Khensani Jurczok-de Klerk
Curriculum vitae

Khensani Jurczok-de Klerk (she/her) is an architectural researcher, designer and performer from Johannesburg. At the centre of her practice is an interest in spatial storytelling and commitment to spatial education. She is a doctoral fellow at the Institute for the History and Theory of Architecture (gta) ETH Zürich since 2023. Her independent research and practice focuses on safe space, questioning how architecture has been spatially implicated in our understandings of Gender-based violence (GBV).

Khensani is the founder of Matri-Archi(tecture), an association based between Switzerland and South Africa that hosts a network of spatial practitioners dedicated to the development of African spatial education, offering a site for artistic collaboration through design, art and architectural research projects. She is also the host and producer of the podcast KONTEXT.

She received a Bachelors in Architecture and a Bachelors of City Planning (Hons) from the University of Cape Town (SA) as well as a MPhil in Architecture and Urban Design (RIBA II) from the University of Cambridge (UK), through which she developed the platform ‘public aGender’ for racialised survivors of GBV to share their experiences of violence and safety in relation to space in Cape Town, South Africa.
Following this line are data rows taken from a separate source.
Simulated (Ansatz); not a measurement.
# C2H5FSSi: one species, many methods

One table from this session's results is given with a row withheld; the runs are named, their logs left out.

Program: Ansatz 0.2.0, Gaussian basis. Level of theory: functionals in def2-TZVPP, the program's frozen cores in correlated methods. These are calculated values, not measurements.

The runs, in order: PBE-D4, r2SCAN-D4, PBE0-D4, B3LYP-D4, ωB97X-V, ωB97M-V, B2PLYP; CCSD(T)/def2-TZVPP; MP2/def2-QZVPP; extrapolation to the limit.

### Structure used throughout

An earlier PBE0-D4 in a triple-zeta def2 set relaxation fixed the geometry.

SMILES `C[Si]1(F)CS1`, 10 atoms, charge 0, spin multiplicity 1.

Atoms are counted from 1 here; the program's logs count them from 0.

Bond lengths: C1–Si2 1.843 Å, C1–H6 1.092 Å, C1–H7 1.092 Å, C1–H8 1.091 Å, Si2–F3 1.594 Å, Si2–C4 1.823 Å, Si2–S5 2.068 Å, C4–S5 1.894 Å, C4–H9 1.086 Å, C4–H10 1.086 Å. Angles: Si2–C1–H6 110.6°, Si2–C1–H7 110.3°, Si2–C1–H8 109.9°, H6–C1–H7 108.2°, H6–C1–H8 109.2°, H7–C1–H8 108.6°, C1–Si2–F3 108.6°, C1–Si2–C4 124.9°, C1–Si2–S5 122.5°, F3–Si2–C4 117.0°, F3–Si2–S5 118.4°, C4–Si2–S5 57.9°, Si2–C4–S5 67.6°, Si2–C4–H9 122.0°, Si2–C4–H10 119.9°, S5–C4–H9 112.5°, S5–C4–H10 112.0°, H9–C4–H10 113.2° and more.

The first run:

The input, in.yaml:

Since then, she has continued to research and deepen her knowledge in understanding typologies of safe space. She previously taught at the Chair of Affective Architectures at the ETH Zürich, where she co-coordinated the Department of the Ongoing platform. She has also taught in Johannesburg and practiced in London, and continues to engage in educational contexts through giving lectures and talks as well as publishing at various institutions across the world. She has exhibited work in various contexts including the Chicago Architecture Biennial (SA), Vitra Design Museum (DE) and Keyes Art Mile (SA), to name a few.

Through her multidisciplinary approach, Khensani finds educational value in spatial, written and auditory explorations; and in doing so, seeks to untrace histories and deepen theoretical understandings of safe space in relation to architecture.